Sunday, August 6, 2017

Pepper Gets His Selmer and Berg Larsen









© Gary Carner. Copyright Protected. All rights reserved.


Welcome back to the Pepper Adams blog. The reason I moved to a once-a-month posting schedule is because I started a new gig in early July with a steep learning curve that demanded a great deal of my time. It's a challenging sales job that requires quite a bit of travel. Now that my acclimation process is over, I'm happy to be back in the saddle, writing about Pepper Adams again. I hope this new schedule hasn't inconvenienced anyone. Again, postings will be the first Sunday of each month for the foreseeable future.
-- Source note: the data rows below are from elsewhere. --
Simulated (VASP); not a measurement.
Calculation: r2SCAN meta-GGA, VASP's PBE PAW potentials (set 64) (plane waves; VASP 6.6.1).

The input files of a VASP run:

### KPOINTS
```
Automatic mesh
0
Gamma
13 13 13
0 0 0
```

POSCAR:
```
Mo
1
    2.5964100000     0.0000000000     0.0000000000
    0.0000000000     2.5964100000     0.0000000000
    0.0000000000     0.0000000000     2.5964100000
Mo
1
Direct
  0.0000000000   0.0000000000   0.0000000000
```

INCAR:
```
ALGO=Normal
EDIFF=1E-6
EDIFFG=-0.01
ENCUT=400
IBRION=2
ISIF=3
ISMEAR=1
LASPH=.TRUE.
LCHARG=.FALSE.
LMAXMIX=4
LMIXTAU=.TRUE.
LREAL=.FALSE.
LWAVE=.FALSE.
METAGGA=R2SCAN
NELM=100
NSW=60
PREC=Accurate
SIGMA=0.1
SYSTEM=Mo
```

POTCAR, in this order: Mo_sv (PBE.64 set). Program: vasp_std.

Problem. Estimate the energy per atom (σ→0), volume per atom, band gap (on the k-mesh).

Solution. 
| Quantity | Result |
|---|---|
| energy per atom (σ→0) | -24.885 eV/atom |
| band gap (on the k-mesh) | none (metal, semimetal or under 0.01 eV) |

With the little free time I had left over this month I did manage to get some Pepper Adams work done. Just last night I finished a new draft of Chapter Two of Pepper's biography. It basically covers the period 1930-1947. I say "basically" because I jump around thematically, not adhering to a chronological narrative.

It's now time to turn my attention to Chapter Three, Pepper's experience in the U.S. Army. From June, 1951 until June, 1953 Adams was in the Special Services, a group of musicians that performed nearly every day for troops in Korea to improve morale. Although it sounds like a cushy gig, it was fraught with danger. Typically, they performed near the front lines. Traveling around in convoys in some sense made them a moving target. At least once, Adams' jeep was strafed, flipping his vehicle over on its side. Adams found the entire war experience to be harrowing and wouldn't generally talk with interviewers about his time in Korea. When I interviewed him he did explain some aspects of it. Most of my research is with his  fellow soldiers. I'll report on my progress in September's post.

I had a fascinating email exchange a few weeks ago with a baritone saxophonist friend of mine. He told me that he had done some research on his horn at the Selmer office in Paris, getting a copy of the production log that showed when his horn was built. Some time after that he went to the Institute of Jazz Studies at Rutgers University to take a look at Pepper's Selmer, the instrument that Pepper's widow asked me to deliver soon after his death. It turns out that the serial number of Pepper's horn is nearly identical to his, only seven numbers away, meaning that both were produced within a few weeks of each other.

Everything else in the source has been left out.